April 14 (Bloomberg) -- Kim Jong Un suffered a public humiliation as North Korea’s third-generation leader unlike any his father or grandfather faced after the totalitarian state admitted a long-range rocket failed shortly after liftoff.
The launch was meant to mark the April 15 centennial of grandfather and state founder Kim Il Sung and further cement the younger Kim’s assumption of the family mantle, which the government has been burnishing since
he took over in December. Its failure may raise questions of his hereditary hold on power as he deals with the country’s impoverished economy and international condemnation of its nuclear program.
“It’s going to be destructive in North Korea,” said Bruce W. Bennett, a senior defense analyst at Rand Corp. who is visiting Seoul. “They’re going to look at this as the failure of a young guy who hasn’t shown his mettle yet. We really don’t know the strength of his grip yet.”
South Korea warned that chances are “very high” the regime will conduct a nuclear test to seek redemption and domestic support. The U.S. called off food assistance to North Korea that was to be provided under a February deal, and the United Nations Security Council “deplored” the launch, according to U.S. Ambassador Susan Rice.

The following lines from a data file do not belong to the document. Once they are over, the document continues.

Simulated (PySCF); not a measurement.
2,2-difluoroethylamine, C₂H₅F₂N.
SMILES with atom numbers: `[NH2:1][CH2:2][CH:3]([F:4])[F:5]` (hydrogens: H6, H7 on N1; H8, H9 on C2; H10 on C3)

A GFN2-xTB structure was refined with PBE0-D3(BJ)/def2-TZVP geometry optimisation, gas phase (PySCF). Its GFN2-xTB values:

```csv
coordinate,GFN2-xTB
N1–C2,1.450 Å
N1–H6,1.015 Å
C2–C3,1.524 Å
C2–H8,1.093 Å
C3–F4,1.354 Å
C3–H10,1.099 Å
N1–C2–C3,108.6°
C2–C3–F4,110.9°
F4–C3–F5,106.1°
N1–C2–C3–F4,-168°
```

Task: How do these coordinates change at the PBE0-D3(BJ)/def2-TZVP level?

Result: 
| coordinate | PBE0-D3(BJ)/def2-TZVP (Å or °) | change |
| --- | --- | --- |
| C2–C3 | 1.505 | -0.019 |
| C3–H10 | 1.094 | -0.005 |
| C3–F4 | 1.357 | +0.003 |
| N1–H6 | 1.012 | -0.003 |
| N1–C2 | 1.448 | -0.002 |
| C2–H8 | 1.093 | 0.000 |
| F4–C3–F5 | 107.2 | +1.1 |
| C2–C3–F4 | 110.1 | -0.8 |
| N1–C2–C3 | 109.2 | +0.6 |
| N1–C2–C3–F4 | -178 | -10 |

Asian stocks climbed yesterday, with the MSCI Asia Pacific Index rising 0.9 percent. The won rose 0.5 percent.
20 Pieces Fell
The missile reached an altitude of 151 kilometers (93 miles) before disintegrating into 20 pieces and falling into the ocean 100 to 150 kilometers off the western coast, South Korean Major General Shin Won Sik said in Seoul. North Korea’s state- run Korean Central News Agency said scientists “are now looking into the cause of the failure.”
The rare public admission contrasted with previous tests, and came after the regime invited foreign journalists to watch the launch. When North Korea fired a Taepodong-2 missile in April 2009 that crashed into the Pacific Ocean, it claimed it had been a successful satellite launch.
“North Korea promised transparency throughout this ‘satellite’ launch to prove that it wasn’t a missile test,” said Yang Moo Jin, a professor at University of North Korean Studies in Seoul. “They had to keep their word because the backlash would have been worse if they had tried to mask it as a success.”
Kim Jong Un became North Korea’s leader after the Dec. 17 death of his father Kim Jong Il. The third son of the late dictator, he is thought to be less than 30 years old, went to school in Switzerland and resembles his grandfather. He was made a four-star general in September 2010 in the first official notice he was being groomed to succeed his father.
Food Deal
He inherited a country of 24 million people suffering from chronic malnutrition and dependent upon China for assistance. North Korea has twice detonated atomic devices and refuses to abandon its nuclear program.
North Korea agreed in February to suspend missile and nuclear tests in exchange for 240,000 tons of U.S. food aid, a deal that was broken by yesterday’s events. Japan and South Korea joined the Obama administration in condemning the launch.